This article is the third in a series of articles that takes our readers on a journey through International Financial Reporting Standards (IFRS) with a special focus on the standards’ quintessential feature: they are principles-based.  This article provides an overview of the convergence process between IFRS and U.S. generally accepted accounting principles (GAAP).

In October 2002, the Financial Accounting Standards Board (FASB) and the International Accounting Standards Board (IASB) issued a memorandum of understanding, known as the Norwalk Agreement, in which the two standard setters agreed to start a convergence process.  Since that time, the FASB and the IASB have reaffirmed their commitment to the convergence process with two other memorandums of understanding signed in 2005 and in 2007.

Convergence is seen by many as a monumental task.  The volume of literature to be converged is overwhelming – approximately 2,500 pages of IASB official literature and 500,000 pages of U.S. GAAP.  Also, as discussed in our previous article, “Principles vs. Rules,” the two standard setters use diametrically opposite approaches.  On these bases, we should first ask ourselves if and how it is possible to converge a set of principles and a set of rules.

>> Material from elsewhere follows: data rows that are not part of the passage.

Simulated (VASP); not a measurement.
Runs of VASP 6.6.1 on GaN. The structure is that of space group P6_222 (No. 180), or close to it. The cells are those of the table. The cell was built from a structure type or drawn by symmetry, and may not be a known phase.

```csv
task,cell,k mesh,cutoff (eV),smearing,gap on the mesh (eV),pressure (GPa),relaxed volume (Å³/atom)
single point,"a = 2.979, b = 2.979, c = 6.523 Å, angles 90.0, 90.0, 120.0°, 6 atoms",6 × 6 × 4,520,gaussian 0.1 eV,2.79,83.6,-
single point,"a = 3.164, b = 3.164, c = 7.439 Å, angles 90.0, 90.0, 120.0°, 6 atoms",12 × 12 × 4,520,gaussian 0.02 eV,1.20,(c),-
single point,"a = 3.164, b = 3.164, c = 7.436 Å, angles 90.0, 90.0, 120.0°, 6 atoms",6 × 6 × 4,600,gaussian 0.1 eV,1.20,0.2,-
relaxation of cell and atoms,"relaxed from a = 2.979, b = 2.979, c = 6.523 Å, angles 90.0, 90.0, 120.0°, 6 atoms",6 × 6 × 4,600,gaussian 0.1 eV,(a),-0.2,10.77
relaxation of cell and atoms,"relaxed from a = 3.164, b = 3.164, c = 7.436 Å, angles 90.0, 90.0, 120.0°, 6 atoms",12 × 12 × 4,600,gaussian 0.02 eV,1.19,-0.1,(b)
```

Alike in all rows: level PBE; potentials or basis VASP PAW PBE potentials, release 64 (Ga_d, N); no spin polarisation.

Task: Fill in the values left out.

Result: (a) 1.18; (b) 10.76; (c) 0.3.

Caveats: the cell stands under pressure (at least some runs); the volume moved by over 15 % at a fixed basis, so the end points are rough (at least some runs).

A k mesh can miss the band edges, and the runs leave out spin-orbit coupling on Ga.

Philosophically, with these two intrinsically antithetical approaches, it can be implied that the purpose of the convergence process is primarily to reduce the distance between the two frameworks rather than getting to a point where the two sets of standards are identical. It is likely that the convergence process may reach a time when the two roads stop converging and can only run parallel to one another.  When that happens, a decision may need to be made to choose one of the two approaches over the other.  This is possibly the best way to visualize the convergence between IFRS and U.S. GAAP, as well as what kind of goals convergence can reasonably achieve.

Practically, in the convergence process the IASB and the FASB analyze the literature existing in the two sets of standards.  In situations where the IASB considers one approach to be superior to the other, the IASB uses the best approach – regardless of whether this is U.S. GAAP or IFRS - as a starting point to develop a new IFRS principles-based standard.  For example, International Accounting Standard (IAS) 14, Segment Reporting, was replaced by IFRS 8, Operating Segments, which, with a few minor differences, is a replica of FASB Statement No. 131, Disclosures about Segments of a Business Enterprise.  Initially, IFRS 8 was severely criticized by the European Union (E.U.), which feared that this would represent the beginning of the “Americanization” of IFRS. Eventually, IFRS 8 has been endorsed by the E.U.; however, doubts still remain about how an almost identical standard can result in an identical application when it has to be practically applied from two totally different perspectives. Moreover, uncertainty surrounds the specific guidance and interpretations that over time develop under U.S. GAAP and how such guidance has to be considered under IFRS, where it theoretically has no jurisdiction.

Another significant joint project conducted by the IASB and the FASB has been the revision of IFRS 3, Business Combinations, and FASB Statement No. 141, Business Combinations.  Interestingly, both standards have an appendix of approximately a dozen pages listing the differences between them.
In general, from the U.S. GAAP perspective, doubts still remain about how principles-based standards are going to be practically applied when incorporated in a rules-based system. One answer may be adding more guidance to IFRS to accommodate the needs of U.S. constituents. This might be a sort of compromise. However, this would mean that the convergence process would stop, and both the FASB and the IASB would then just focus on making IFRS “The” global set of standards.